US household debt has now reached a staggering $7.5 trillion and consumer-credit defaults and payment delinquencies are running at levels not seen since the last recession. During the first two quarters of the current recession the average US household took on $1,420 of new debt.
Moreover, the stock market decline has sharply reduced the value of 401(k) pension plans for tens of millions of Americans who no longer have fully paid pension plans. This in turn has forced many older workers to put off retirement or take on extra jobs.

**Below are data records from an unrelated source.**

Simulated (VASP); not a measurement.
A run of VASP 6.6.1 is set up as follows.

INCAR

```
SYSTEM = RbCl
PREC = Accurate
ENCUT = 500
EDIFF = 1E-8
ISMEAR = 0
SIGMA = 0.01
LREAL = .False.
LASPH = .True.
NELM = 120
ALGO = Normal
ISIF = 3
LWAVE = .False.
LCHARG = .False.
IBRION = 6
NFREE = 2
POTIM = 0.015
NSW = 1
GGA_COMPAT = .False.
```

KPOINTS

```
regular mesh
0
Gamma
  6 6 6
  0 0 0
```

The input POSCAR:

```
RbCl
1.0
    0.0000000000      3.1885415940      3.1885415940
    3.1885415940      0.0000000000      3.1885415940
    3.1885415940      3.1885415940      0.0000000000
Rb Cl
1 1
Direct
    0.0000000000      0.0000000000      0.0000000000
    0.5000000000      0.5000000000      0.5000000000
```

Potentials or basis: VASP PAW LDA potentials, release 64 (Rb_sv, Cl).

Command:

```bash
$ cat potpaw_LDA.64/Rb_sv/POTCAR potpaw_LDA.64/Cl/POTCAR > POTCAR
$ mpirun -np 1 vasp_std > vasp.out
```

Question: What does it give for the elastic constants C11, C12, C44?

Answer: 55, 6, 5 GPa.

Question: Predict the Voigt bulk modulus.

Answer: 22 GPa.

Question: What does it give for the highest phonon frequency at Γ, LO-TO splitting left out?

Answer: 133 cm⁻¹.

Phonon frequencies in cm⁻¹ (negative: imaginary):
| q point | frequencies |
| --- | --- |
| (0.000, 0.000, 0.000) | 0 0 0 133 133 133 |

In the face of these increasing signs of social distress in America the Bush administration has offered no solution outside of an “economic stimulus package,” which is primarily aimed at giving further tax breaks to the wealthiest layers of the population and corporate America. The White House and other leading Republican officials have vilified the Democrats for including in their version of the bill a few meager proposals to extend jobless and health care benefits to the unemployed. Neither big business party offers any real relief to the broad masses now being hit by the economic downturn.
The latest jobless figures go a long way in explaining the Bush administration’s insistence on continuing the war in Afghanistan, when by all appearances it should be over, and why the president declared that, “2002 would be a year of war.” The administration needs to maintain a war atmosphere and is counting on the media to continue whipping up patriotic sentiments in order to divert attention from the massive economic and social crisis at home.